How Does Depreciation Affect Child Support in California Divorce Cases?

California requires its courts to calculate child support in divorce cases by looking at the number of children the couple have; the percentage of time each parent has responsibility for the children; and the income of each parent.  With computerization, the task seems pretty easy.

Not so fast.  What about a person who is self-employed?  How do you figure out how much he or she makes? Furthermore, can you just go off that person’s tax return, particularly a “Schedule C”, and calculate the income by simply taking receipts and subtracting out deductions.

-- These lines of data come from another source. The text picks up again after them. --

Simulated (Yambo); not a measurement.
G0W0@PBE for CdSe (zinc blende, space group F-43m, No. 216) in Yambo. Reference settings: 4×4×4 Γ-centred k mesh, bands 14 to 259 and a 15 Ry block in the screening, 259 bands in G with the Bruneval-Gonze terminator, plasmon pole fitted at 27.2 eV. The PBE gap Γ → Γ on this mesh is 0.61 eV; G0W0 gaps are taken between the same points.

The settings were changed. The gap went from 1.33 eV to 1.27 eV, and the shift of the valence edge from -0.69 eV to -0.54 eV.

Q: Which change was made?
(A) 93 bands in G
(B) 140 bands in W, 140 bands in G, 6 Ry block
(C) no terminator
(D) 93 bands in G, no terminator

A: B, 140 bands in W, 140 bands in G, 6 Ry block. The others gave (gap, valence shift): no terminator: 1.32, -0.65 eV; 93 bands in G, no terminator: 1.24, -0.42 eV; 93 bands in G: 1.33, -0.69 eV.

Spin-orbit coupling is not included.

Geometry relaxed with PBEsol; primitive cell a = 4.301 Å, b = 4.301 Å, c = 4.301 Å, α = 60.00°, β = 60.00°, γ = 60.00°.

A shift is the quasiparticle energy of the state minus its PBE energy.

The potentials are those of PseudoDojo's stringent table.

The answer to this last question appears to be no, after yesterday’s published decision by the California Court of Appeal entitled Marriage of Hein.  In this case, the trial judge, over the objection of the wife, calculated the husband’s income by relying on the verbatim information contained in his income tax returns.  The judge, the Hon. Stephan D. Schuett of Kern County, consistent with his reliance on the tax returns, said it was the wife’s duty to show that the returns were false or incorrect and that it was not the husband’s job to show that the return was true.

However, in a 3-0 decision, the California Court of Appeal reversed the judge on both counts.  The problem was that the tax return included an adjustment for depreciation for the husband’s equipment and assets.  That may be perfectly fine as far as the Government is concerned, but it was not fine for purposes of calculating child support.  Accordingly, as noted below, Hein became the third California case in the past 13 years or so to reject the argument that depreciation matters in child support.

In the Hein case, the appeals panel noted that previous cases had rejected depreciation for rental property (Asfaw v. Woldberham (2007) 147 Cal.App.4th 1407 and motor vehicles (Marriage of Rodriguez (2018) 23 Cal.App.5th 625), and there really was nothing about equipment and assets that differed enough from rental units or cars to deviate from the rule of not counting these accounting procedures.  In the words of the authoring justice, the Hon. Justice Donald R. Franson, “we continue to interpret ‘expenditure’ as used in subdivision (a)(2) of section 4058, to mean the actual outlaying of cash or other consideration.  In addition, we continue in the view that depreciating an asset on a company’s books and claiming a depreciation deduction on federal income tax returns does not involve an outlaying of cash with a corresponding reduction of cash available for child support”.  Family Code section 4058, in turn, defines income for a self-employed person as “[i]ncome from the proprietorship of a business, such as gross receipts from the business reduced by expenditures required for the operation of the business”.

As mentioned above, this case also established the precedent that the burden is on the self-employed person to show the veracity of the data in her or his tax returns, not the other way around.  Whether that burden of proof will always be allocated that way is not clear.  In the Hein matter, the Court noted that previous cases “did not involve a self-employed parent who had organized his or her business or businesses into multiple wholly owned entities”.  Thus, there was no California precedent that addressed the burden of proof in this particular type of case.  In the end, however, the justices considered three factors that led to their conclusion:  one, the superior knowledge of the person who prepared the tax returns (or on whose behalf the tax returns were prepared); two, the superior ability to gather information about finances regarding the corporate setup on the part of the person with the tax returns; and the importance of child support (and the possibility that someone could manipulate their finances to the detriment of minor children).

If you want to know how much difference in child support dollars the trial judge’s methodology and that ordered by the appeals court totaled, hire an accountant and read this entire 33 page opinion.  The appeals court did not calculate child support, but the trial judge will have a chance to use the correct process when he gets the case back in his chambers.  This is not to say that the appeals court did not mention some of the figures inserted in various parts of the multiple tax returns at issue, but there is no way to give a quick answer as to the sum total all of this made with respect to child support.

The cases on child support and depreciation do not outright apply to spousal support cases.